Let’s start with this video game-ish run from Jonathan Taylor. Shane Steichen talked about this play at his press conference, but this is old school Iso.

This isn’t a creative play, this is a “let’s line up and play football” play. It’s as simple of a scheme as there is. But when you feel like you’re tougher, stronger, and more dominant at the Line of Scrimmage…. this is what you get.

Iso is a 2-back downhill man-scheme run. The OL is Big on Big and the FB will block the Mike linebacker.

In this case the OL is Big on Big to the Will LB. The SAM is on the line of scrimmage so the TE has him man-on. FB Tyler Warren has the Mike man on. The RB just follows the lead blocker to daylight.

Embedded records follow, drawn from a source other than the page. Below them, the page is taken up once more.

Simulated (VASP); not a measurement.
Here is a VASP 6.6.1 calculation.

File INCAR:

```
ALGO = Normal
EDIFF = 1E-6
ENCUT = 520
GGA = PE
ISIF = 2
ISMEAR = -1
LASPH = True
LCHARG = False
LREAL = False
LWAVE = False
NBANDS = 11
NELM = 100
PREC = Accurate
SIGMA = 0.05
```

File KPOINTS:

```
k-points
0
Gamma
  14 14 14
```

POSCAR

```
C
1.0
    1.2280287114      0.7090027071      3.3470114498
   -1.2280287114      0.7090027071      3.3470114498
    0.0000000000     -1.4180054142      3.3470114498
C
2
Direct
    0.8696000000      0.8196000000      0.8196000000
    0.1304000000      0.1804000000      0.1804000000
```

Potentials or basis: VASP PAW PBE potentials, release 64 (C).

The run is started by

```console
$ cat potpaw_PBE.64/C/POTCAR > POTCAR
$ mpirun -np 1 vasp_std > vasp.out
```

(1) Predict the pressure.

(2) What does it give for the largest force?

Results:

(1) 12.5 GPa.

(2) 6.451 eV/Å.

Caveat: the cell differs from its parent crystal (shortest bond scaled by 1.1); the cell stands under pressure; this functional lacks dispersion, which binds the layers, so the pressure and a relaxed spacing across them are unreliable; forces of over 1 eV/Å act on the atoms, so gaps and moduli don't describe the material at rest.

The blocking get’s JT up on the safety, and that’s about where the play should probably be dead. Well, Jonathan Taylor makes an incredible cut, then a spin move, then high steps a third tackler…. just unfair.

The Pittman touchdown was one of my favorite plays of the game. It was so simple, yet so effective. The Titans in the high Red Zone (different teams have different definitions but let’s call it +20 to the +15) love to play Tampa 2 defense.

What is Tampa 2? In it’s simplest form, Tampa 2 is a way to “close the post” in Cover 2, which is the coverage’s most vulnerable area. The Mike LB will become a “middle runner’ and his job to open his hips to the passing strength of the formation and look to match any vertical route.

The downside to this defense? The Mike LB can’t make a play on any in-cut coming from the weak side of the formation because his hips are turned the wrong way.

So the Colts create a hi-lo on the LB to the boundary. He has to match Warren, so the Colts have the perfect opportunity to sneak a glance behind him and away from the middle runner.

It was a perfect call in that situation.

The Colts had multiple “throwback” style passes last week which I thought was interesting. A throwback pass is a movement style pass where the QB will setup outside the pocket and throw across the formation in the opposite direction from where he setup from.

I’ve heard this route called a bunch of different things, but let’s just call this a “nod post” route from Josh Downs. The Colts get a premiere look on this play. In single high coverage, the slot defender will always carry routes from outside leverage to maintain the structure of the coverage. On a normal post route, a nickel is fine playing...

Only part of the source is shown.